Home
Blog
Interview with RaBitQ Authors: The TurboQuant Dispute and Why the Storage Selloff Was a False Alarm

Interview with RaBitQ Authors: The TurboQuant Dispute and Why the Storage Selloff Was a False Alarm

Engineering

April 17, 2026

Cheng Long, Jianyang Gao, Li Liu

Google’s TurboQuant paper claimed 6x compression, 8x speedup, and near-zero accuracy loss for vector representations. After it was released, memory and storage stocks fell sharply, and major tech outlets quickly turned it into a headline story.

The market reaction was only the start. Researchers soon began asking whether the paper’s claims were overstated and whether it treated prior work — especially RaBitQ — fairly. The dispute pushed vector quantization back into the spotlight, partly because the same underlying ideas now matter in two critical parts of the AI stack: vector search systems and KV-cache compression for large models.

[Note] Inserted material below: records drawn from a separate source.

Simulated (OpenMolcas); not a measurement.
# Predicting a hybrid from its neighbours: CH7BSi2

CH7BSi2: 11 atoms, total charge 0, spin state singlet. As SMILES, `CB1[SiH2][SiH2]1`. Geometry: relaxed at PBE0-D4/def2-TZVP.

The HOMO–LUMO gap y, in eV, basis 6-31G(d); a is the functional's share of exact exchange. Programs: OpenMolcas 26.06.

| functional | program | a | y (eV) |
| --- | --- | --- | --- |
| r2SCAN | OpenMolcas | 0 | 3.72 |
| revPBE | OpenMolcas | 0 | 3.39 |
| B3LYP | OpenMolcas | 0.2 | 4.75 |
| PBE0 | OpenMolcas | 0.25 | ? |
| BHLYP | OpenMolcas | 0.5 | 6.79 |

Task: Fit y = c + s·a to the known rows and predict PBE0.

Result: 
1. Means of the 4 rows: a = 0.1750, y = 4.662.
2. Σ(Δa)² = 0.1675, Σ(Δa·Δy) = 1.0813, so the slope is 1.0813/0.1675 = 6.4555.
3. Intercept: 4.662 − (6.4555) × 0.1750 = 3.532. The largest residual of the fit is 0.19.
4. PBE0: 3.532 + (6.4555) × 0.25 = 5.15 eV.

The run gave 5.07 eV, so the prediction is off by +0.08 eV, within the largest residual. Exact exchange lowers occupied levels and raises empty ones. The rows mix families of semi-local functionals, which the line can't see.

To understand both the technical debate and what it means for production systems, we spoke with Cheng Long, Associate Professor at NTU Singapore and head of VectorDB@NTU; Jianyang Gao, first author of RaBitQ; and Li Liu, Director of Engineering at Zilliz. The conversation covered vector quantization itself, the questions raised around TurboQuant, and why this matters for systems like Milvus, the most popular open-source vector databases, and large-scale vector retrieval.

Related reading: If you want the engineering side rather than the interview, see our companion article on how vector quantization affects AI infrastructure costs.

Why did vector quantization suddenly become such a big topic?

Zilliz: Before we get into the controversy, could you start by explaining what vector quantization is and why it has become so important in AI?

Cheng Long: Vector quantization is a technique for data compression and approximate representation. It originally came from signal processing, where it was used for image and audio compression. In modern AI systems, its role has changed because vectors have become one of the basic units of computation.

Today, its importance is clearest in two places.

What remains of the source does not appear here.